Breaking through the bubble
Teenager gets 30 years for killing
grandparents
A 15-year-old boy who claimed the antidepressant Zoloft made
him kill his grandparents was found guilty of murder and
sentenced to 30 years in prison. Christopher Pittman hung his
head as the verdict was read after six hours of
deliberations. The trial was the first case involving a child
who says an antidepressant caused him to kill. It comes at a
time of heightened scrutiny over the use of antidepressants
among children.
Family survives 400-foot fall
A family of four and two friends, who were all wearing
seatbelts, fell nearly 400-feet down into a Colorado mountain
ravine. The car hit black ice while driving along a pass
south of Ouray, Colo., sending the van toward a drop-off with
no guardrail. The van landed with the driver’s side
facing down, yet all six were alive and conscious. The fact
that the minivan wasn’t moving at high speed and thick
snow covered the ravine probably kept the van from falling at
a faster pace or rolling over more times. And the seatbelts
kept the six from bouncing around inside. Only one person had
to be carried out on a stretcher by rescue crews.
Bush wants to keep Patriot Act
President Bush urged Congress to reauthorize the USA Patriot
Act, the Justice Department’s widely criticized
anti-terrorism law. The Patriot Act, passed after the Sept.
11 terrorist attacks, increased FBI surveillance and
law-enforcement powers in terror cases, increased use of
material witness warrants to hold suspects incommunicado for
months, and allowed secret proceedings in immigration cases.
Civil liberties groups and privacy advocates lambasted the
law because they said it undermines freedom. But Bush said
the act “has been vital to our success in tracking
terrorists and disrupting their plans.” He noted that
many key elements of the law are set to expire at the end of
the year and said Congress must act quickly to renew it.
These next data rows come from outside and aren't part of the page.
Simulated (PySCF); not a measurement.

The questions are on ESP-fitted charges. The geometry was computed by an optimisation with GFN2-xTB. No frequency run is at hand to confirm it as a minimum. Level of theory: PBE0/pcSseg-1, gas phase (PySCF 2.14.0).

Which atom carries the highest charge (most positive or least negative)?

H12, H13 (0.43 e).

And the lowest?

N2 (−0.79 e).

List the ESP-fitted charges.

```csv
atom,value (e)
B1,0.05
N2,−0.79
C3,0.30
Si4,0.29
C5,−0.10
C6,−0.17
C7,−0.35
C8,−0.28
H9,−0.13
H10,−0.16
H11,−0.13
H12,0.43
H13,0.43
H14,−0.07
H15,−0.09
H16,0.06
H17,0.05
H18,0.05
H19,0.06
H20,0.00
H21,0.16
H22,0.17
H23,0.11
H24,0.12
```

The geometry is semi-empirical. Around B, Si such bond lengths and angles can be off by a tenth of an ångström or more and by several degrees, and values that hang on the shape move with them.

Chertoff accepted as new head of Homeland
Security
Federal judge Michael Chertoff won Senate confirmation to
head the Homeland Security Department. The Senate approved
President Bush’s nomination of Chertoff to succeed Tom
Ridge as secretary of the department, which was created after
the Sept. 11, 2001, terrorist attacks. The vote was 98-0, but
it followed a spirited debate over an e-mail message FBI
agents sent last year, at a time when Chertoff headed the
criminal division of the Justice Department, seeking guidance
about questioning terrorism suspects at the U.S. naval base
at Guantanamo Bay, Cuba. The vote was delayed for a week as
democrats criticized the Justice Department for refusing to
release an unedited copy of the message.